Guinness

By Kevin Rosmanitz

They say that if you write your name in the head of a pint of Guinness, if it’s poured right, you’ll still be able to read it at the bottom of the glass when finished. Well, I just tried it nine times and I’m here to report that that story is bullshit.

However, this fable shouldn’t come as a surprise as there is more legend surrounding what the Irish–God bless ’em for inventing the stuff–call Guinness, then perhaps for any other beverage.

For those that have never enjoyed a glass of ‘The Brown’, expect a very smooth, slightly coppery or nutty taste. It won’t be like any other beer, stout or otherwise, that you’ve sampled.

If the first one doesn’t have you hooked because you’ve grown up on lager, keep in mind that a bird never flies on one wing, and when two-thirds finished, order another right away.

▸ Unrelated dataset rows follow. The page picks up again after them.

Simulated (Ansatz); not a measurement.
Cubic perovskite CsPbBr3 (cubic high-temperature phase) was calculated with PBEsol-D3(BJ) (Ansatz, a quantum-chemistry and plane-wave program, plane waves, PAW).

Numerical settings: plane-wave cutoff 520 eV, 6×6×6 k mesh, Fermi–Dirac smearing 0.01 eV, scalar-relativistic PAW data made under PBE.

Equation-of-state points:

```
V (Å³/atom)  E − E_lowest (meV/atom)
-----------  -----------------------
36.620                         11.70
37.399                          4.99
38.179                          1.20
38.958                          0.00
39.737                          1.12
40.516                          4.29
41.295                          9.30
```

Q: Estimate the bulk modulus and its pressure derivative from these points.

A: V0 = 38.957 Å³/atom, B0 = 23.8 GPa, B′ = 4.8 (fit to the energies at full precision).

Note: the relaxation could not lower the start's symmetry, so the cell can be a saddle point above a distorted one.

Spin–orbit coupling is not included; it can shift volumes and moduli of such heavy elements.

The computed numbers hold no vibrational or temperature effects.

It will take the bartender a little longer to pour your pint than for a lesser beer as, halfway through the pour, he will stop to let the thick stuff settle a bit before continuing. This wait should be of no concern as most anything in the world that is decent is well worth the extra time–just ask your girlfriend.

Best place to enjoy Guinness? Pick any Irish pub and you’re in good hands. The Ship and our own Den serve it as well, although the Den won’t put a Soccer game on for you like the Ship will.